This is
https://github.com/rdfhdt/hdt-cpp/issues/142
https://github.com/rdfhdt/hdt-java/issues/65
(a day ago)
On 15/12/17 08:51, Lorenz Buehmann wrote:
I thinkĀ we already mentioned it in some previous discussions. Nobody
here - as far as I know - developed resp. is responsible for hdt-java.
Agreed.
In addition, have you tested it with a default Fuseki/TDB store?
In general, OFFSET isn't the most efficient operator when using triple
stores - at least that was my experience over the years.
On 15.12.2017 03:57, Laura Morales wrote:
During one of my countless tests....... I've setup Fuseki with a HDT store. In
particular, the store is "wikidata.hdt".
Then I've ran this query from Fuseki web UI:
SELECT ?s
WHERE { ?s a <http://wikiba.se/ontology-beta#Item> }
LIMIT 10
OFFSET 20000000
this query takes forever... so much forever in fact, that I killed it after 15
minutes with no results. CPU 100% on *all* threads,
Heap exhaustion in Java8 is signalled by all threads at 100%.
> Java VM using all the allocated RAM (6G), no swap nor disk activity.

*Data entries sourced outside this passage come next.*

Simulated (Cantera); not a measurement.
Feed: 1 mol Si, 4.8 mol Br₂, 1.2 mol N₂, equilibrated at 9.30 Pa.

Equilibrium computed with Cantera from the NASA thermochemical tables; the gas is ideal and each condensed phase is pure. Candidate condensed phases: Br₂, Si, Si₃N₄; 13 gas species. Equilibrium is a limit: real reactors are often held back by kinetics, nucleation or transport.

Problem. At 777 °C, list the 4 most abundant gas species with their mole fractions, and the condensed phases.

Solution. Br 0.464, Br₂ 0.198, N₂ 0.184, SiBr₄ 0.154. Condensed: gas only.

I don't know where the problem is, especially because I don't know the dynamics
among Fuseki/Jena and the HDT binding (hdt-java).
However:
- hdt-cpp has a small CLI tool that allows to match simple patterns like "? ? ?" or "? a ?", so
I searched for "? a <http://wikiba.se/ontology-beta#Item>" and grepped all the output filtering out
the first 20M triples. From when I issued the command, to when I started to see the first results, it elapsed about
1 minute (and a few seconds). *NOTE:* this time also takes into account the time needed to setup the Java VM, map
the HDT file into memory, and load some HDT indices (in memory)
- hdt-java (the Fuseki binding) instead, has a CLI tool called "hdtsparql" that
allows to run sparql queries directly against a HDT file, and AFAICT it uses Jena ARQ.
This tool also has some initialization time linked to the loading of the HDT, anyway the
query (above) was answered in 35 seconds (load time + query)
So as I said, I don't know what's going on between Fuseki and HDT-Java, but
this looks like a problem with Fuseki. Can somebody else confirm? Any idea?
Hint?